US Offers Israel Written Guarantees

The United States is prepared to offer Israel written security guarantees if it would help to restart stalled Middle East peace talks.

"We continue our discussions with the Israelis. If there is a need to put certain understandings in writing, we will be prepared to do that," PJ Crowley, the US state department spokesman, said.

He declined to say what the details of the package may be.

The US has offered Israel an incentive package for a 90-day moratorium on settlement building in the occupied West Bank, but the proposed freeze would not include building in occupied East Jerusalem.

Binyamin Netanuahu, Israel’s prime minister, has asked his cabinet to consider the package of security and diplomatic incentives.
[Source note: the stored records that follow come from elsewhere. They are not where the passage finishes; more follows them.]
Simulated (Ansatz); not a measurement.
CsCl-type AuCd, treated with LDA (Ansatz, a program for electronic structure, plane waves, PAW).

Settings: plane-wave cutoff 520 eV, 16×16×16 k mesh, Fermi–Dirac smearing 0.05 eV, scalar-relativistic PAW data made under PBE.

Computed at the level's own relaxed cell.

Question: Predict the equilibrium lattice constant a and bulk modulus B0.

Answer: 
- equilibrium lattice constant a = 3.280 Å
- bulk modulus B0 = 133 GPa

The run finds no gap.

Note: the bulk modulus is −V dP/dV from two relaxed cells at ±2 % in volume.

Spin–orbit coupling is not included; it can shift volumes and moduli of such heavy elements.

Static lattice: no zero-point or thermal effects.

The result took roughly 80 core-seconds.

But an Israeli official said on Friday the US had not yet provided the guarantees that Israel wanted, with Washington reluctant to commit to paper all the promises Netanyahu says he was offered verbally last week.

The latest snag concerned a pledge that Israel says Hillary Clinton, US secretary of state, made to provide the country with 20 stealth warplanes, free of charge. 

Politicians said Washington was backtracking and now wanted some sort of payment for the coveted fighter aircraft.

"It looks like the free stealth fighters have slipped," Benny Begin, a minister from Netanyahu’s Likud party who is opposed to the proposed US deal, said.

He said that Washington was setting a trap to extract major concessions later down the line.

"One may wonder if you cannot agree to understandings from one week to the next, what could happen over three months," Begin told Army Radio on Friday.

The Palestinians themselves have expressed outrage in private over reports of the US offer, saying it was a bribe to get Israel to fulfil basic international obligations.

Stopping short of rejecting the deal outright, Saeb Erekat, the chief Palestinian negotiator, expressed strong reservations about the proposal because the moratorium on new construction would only apply to the West Bank and not East Jerusalem, the Palestinians’ hoped-for capital.

Erekat said that the US had not officially informed the Palestinians about the details of the proposal, but that "they know we have a major problem in not including east Jerusalem".

Mahmoud Abbas, the Palestinian president, will put the US plan before Palestinian decision-makers and call for an immediate session of Arab League officials before announcing an official decision, Erekat said.

Abbas told the London-based Arab newspaper Asharq Al-Awsat that he refuses to link the troubled Middle East peace process with a US offer of additional military aid to its Israeli ally.

"We refuse to allow the offer of planes be linked in any way to a freeze on settlements," Abbas said in the interview, which was published on Friday.

"The United States is an ally of Israel and we can not prevent that," Abbas said.

"But let their aid be carried out far removed from the  Palestinian peace negotiations and not be used as a pretext for giving more weaponry to Israel."

The potential construction freeze would cover future construction as well as projects that have started since September 26, when the previous 10-month moratorium expired.